Today’s Dare: “Love is a choice, not a feeling. It is an initiated action, not a knee-jerk reaction. Choose today to be committed to love even if your spouse has lost most of their interest in receiving it. Say to them today in words similar to these, “I love you. Period. I choose to love you even if you don’t love me in return.”

2/2/2015 – I have found that if my heart isn’t in the right place – focused on God, serving HIM – then I am serving my husband selfishly, usually looking for recognition, love in return or just to complete my dare for the day. I need Christs love and my heart focused on serving Him before I can properly serve and love my husband. Then I find myself not begrudgingly doing things for my husband or getting upset when he doesn’t notice or respond. Because I was serving my Jesus and doing it with His strength.

 

Day 23 – Love always protects

Today’s Dare: “Remove anything that is hindering your relationship, any addiction or influence that’s stealing your affections and turning your heart away from your spouse.”

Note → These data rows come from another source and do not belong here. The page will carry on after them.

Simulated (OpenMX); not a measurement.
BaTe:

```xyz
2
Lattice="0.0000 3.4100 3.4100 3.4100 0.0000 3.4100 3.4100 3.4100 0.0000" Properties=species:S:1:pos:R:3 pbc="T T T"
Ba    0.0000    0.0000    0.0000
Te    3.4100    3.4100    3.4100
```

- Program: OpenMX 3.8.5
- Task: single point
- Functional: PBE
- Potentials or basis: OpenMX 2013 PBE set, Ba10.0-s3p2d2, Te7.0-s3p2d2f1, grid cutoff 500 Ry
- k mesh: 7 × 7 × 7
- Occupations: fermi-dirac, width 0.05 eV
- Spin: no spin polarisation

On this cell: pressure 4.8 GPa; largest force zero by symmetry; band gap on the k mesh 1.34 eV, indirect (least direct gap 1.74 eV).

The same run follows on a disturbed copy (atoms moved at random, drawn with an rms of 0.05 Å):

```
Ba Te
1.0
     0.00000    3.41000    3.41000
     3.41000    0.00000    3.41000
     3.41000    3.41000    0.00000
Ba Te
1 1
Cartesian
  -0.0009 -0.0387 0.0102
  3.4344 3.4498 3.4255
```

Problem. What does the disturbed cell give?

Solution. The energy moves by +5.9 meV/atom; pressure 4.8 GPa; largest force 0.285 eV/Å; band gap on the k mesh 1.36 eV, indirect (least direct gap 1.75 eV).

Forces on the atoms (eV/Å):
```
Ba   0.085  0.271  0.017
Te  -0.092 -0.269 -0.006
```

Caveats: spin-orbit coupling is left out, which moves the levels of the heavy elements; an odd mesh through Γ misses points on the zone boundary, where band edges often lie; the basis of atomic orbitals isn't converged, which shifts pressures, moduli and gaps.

2/3/2015 – It has been about a year now since I started to throw away a lot of junk so to say from my life. First I got rid of certain people in my life. Ones that were harmful influences and unhealthy relationships For a while I got rid of any music that wasn’t uplifting or encouraging and there are days now where I find myself not listening to anything but Christian music. I stopped watching certain tv shows and most chick flick movies. Occasionally I’ll watch a chick flick – but I usually end up turning it off because of the negative thoughts I start having about my husband or own marriage. I am very careful with whom I talk about my husband to and what is said. I try to have “mentors” who I can bounce problems or issues off of and get advice and wisdom from. They keep me accountable to not bash Josiah and look into my own life to see why I feel that way. **I am not saying that music or chickflicks are wrong, I am just saying personally  they become a stumbling block for me and the way I view my life, husband and marriage. Country music is still one of my favorite genres and I LOVE the classic romantic comedies…just not always healthy for me to partake.

 

Day 24 – Love vs. Lust

Today’s Dare: “End it now. Identify every object of lust in your life and remove it. Single out every lie you’ve swallowed in pursuing forbidden pleasure and reject it. Lust cannot be allowed to live in a back bedroom. It mush be killed and destroyed – today – and replaced with the sure promises of God and a heart filled with His perfect love.”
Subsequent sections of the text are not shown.